Stream Processing RDBMS

Check java version

$ java -version
java version "1.7.0_67"
Java(TM) SE Runtime Environment (build 1.7.0_67-b01)
Java HotSpot(TM) 64-Bit Server VM (build 24.65-b04, mixed mode)
[cloudera@quickstart ~]$ 

Download confluent version of Kafka in the ~/Downloads folder.

Untar the binary

$ tar xf confluent-oss-4.1.0-2.11.tar.gz

Check the version of confluent.

$ bin/confluent version
Confluent Open Source: 4.1.0

Start the broker

$ cd confluent-4.1.0/
$ bin/kafka-server-start etc/kafka/server.properties

Open another terminal and create a topic, called demo.

$ cd Downloads/confluent-4.1.0/
$ bin/kafka-topics --zookeeper localhost:2181 --topic demo --create --replication-factor 1 --partitions 1
Created topic "demo".

Verify that the topic just created shows up in the list of registered topics.

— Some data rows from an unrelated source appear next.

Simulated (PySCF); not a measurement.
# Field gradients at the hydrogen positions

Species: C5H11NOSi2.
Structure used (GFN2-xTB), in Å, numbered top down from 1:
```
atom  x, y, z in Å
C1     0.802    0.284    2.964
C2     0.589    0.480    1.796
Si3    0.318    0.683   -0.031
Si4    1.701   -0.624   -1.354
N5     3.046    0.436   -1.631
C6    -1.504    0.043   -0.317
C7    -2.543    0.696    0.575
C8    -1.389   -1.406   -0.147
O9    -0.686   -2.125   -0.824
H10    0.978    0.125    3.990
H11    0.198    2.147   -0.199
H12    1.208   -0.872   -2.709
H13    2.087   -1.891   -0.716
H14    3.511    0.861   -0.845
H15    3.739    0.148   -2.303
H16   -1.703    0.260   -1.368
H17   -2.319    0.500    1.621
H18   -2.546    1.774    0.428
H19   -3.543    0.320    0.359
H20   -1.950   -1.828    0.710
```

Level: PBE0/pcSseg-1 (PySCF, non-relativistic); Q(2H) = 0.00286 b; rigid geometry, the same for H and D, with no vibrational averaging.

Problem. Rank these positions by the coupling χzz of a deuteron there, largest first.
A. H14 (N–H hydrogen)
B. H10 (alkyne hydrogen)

$ bin/kafka-topics --zookeeper localhost:2181 --list
__confluent.support.metrics
demo

Describe the topic in Kafka

$ bin/kafka-topics --zookeeper localhost:2181 --topic demo --describe

Topic:demo PartitionCount:1 ReplicationFactor:1 Configs:

Topic: demo Partition: 0 Leader: 0 Replicas: 0 Isr: 0

Open a new terminal and start a console consumer. This consumer terminal wait to receive message from the demo topic. Next you will create a producer and send message to the topic.

$ cd ~/Downloads/confluent-4.1.0/
$ bin/kafka-console-consumer --bootstrap-server localhost:9092 --topic demo

Open a new terminal a start a console producer. Once you start the producer, it wait for the user input. You can type in a few messages. The messages should show up in the consumer terminal.

$ cd ~/Downloads/confluent-4.1.0/
$ bin/kafka-console-producer --broker-list localhost:9092 --topic demo
>message 1
>message 2
>message 3
>message 4

So, the Kafka test has been successful.

Kafka JDBC Connector

Download the mysql jdbc driver from this link and save in ~/Downloads/confluent-4.1.0/share/java directory.

Start the schema registry in a new terminal.

$ cd ~/Downloads/confluent-4.1.0/
$ bin/schema-registry-start etc/schema-registry/schema-registry.properties

Create a simple table in mysql with an auto incremental field.

mysql> CREATE TABLE user (
    id int NOT NULL AUTO_INCREMENT, 
    name varchar(50), 
    PRIMARY KEY (id)
);

Create a new JDBC configuration file ~/Downloads/confluent-4.1.0/etc/kafka-connect-jdbc/source-mysql.properties with the following content

name=test-source-mysql-jdbc-autoincrement
connector.class=io.confluent.connect.jdbc.JdbcSourceConnector
tasks.max=1
connection.url=jdbc:mysql://127.0.0.1:3306/retail_db?user=root&password=cloudera
connection.user=root
connection.password=cloudera
mode=incrementing
#mode=timestamp+incrementing
table.whitelist=user
#timestamp.column.name=last_modified_date
incrementing.column.name=id
topic.prefix=mysql-

Start the JDBC connect service.

$ bin/connect-standalone etc/schema-registry/connect-avro-standalone.properties etc/kafka-connect-jdbc/source-mysql.properties

Run the spark streaming application

$ spark-2.1.1-bin-hadoop2.7/bin/spark-submit \
--class main.scala.StructuredKafkaStreamAvro \
--packages org.apache.avro:avro:1.8.0,com.twitter:bijection-avro_2.11:0.9.6,org.apache.spark:spark-sql-kafka-0-10_2.11:2.1.1 \
SparkKafkaScala-1.0-SNAPSHOT.jar

Start another terminal with avro console reader to read form mysql-user topic.

$ bin/kafka-avro-console-consumer --bootstrap-server localhost:9092 --topic mysql-user

Now, insert a few records in myql table - user. These updates should show up in console sink of spark streaming application as well as in the above avro console.